Help understand score drop and raises on one card please.

This is concerning my 20 year old son's only credit card.  He's a student still living at home, no job.  We had him apply for the Discover It card back in 2015.  He(we) doesn't use it but occassionaly and pays it off at the statement. He is using it just to use it/keep it active and try to get some credit history started.

 

Today we looked at his Fico score that they offer. He's at a 772!  Which is awesome compared to us - we just hit the 700's lol.  But looking at the history it seems that it just went up to 772 after having come down in Oct/Nov from 771 down to 759.  At first I thought it was a $38 purchase he had made and then paid off with in a week or so. I couldn't figure out why that would make it drop and was coming here to ask.  But then I went and did a little more looking and see that on the same statement that they show him making a payment and the balance going to $0 they upped his limit an extra $500.

 

Would that be the reason of the score drop of 12 points?  It took 6 months for it to go back up. Smiley Sad  I just don't see why something that he has nothing to do with would affect his score like that.  

 

Is there another possibility?  He has absolutely nothing else on his credit report so I know it is all connected to this one card.  

1 REPLY 1
RobertEG
Legendary Contributor

Re: Help understand score drop and raises on one card please.

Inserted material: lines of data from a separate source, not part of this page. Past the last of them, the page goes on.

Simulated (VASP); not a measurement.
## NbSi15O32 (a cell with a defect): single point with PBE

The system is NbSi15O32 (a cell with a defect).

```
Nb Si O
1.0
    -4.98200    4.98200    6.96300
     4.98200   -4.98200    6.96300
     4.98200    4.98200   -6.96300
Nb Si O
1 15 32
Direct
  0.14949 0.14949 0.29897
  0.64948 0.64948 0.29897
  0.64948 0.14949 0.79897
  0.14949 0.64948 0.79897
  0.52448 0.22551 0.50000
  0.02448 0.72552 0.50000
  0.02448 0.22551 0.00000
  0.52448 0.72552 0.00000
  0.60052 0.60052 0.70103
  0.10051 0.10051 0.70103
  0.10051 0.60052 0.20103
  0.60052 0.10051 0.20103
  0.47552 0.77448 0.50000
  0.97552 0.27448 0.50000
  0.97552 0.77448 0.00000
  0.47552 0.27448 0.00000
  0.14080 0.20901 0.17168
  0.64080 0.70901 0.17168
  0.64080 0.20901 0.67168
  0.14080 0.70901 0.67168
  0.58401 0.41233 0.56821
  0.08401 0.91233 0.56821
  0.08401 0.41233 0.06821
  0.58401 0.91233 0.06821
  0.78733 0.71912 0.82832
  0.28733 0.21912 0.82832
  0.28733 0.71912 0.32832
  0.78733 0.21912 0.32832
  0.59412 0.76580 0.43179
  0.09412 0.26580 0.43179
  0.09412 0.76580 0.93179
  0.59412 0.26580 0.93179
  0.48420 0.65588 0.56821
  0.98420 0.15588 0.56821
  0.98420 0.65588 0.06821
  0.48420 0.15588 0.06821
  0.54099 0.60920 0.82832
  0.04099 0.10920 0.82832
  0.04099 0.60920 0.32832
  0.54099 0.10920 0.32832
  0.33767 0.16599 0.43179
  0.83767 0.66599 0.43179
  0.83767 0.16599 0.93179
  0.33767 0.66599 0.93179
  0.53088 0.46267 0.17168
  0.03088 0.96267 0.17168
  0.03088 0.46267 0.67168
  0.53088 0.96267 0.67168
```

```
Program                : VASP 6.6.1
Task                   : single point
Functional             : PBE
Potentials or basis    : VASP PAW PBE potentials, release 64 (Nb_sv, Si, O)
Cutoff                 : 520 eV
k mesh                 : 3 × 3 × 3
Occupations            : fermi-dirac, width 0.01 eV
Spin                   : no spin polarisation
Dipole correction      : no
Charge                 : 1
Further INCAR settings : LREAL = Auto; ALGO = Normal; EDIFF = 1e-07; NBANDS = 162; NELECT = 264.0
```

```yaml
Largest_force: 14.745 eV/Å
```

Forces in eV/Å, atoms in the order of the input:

FICO uses different scorecards based on an initial, overall assessment of certain factors.

The goal is to place consumers into categories, and thus compare those within that category rather than the overall community of all consumers.

A consumer can move from one scorecard to another based on a factor unknown to them, and thus result in scoring changes that are not logical if scored only under the same scorecard.

 

This "rebucketing" of scoring is based on proprietary criterion known only to the FICO creators.

If all logic fails, then rebucketing is usually the blamed culprit.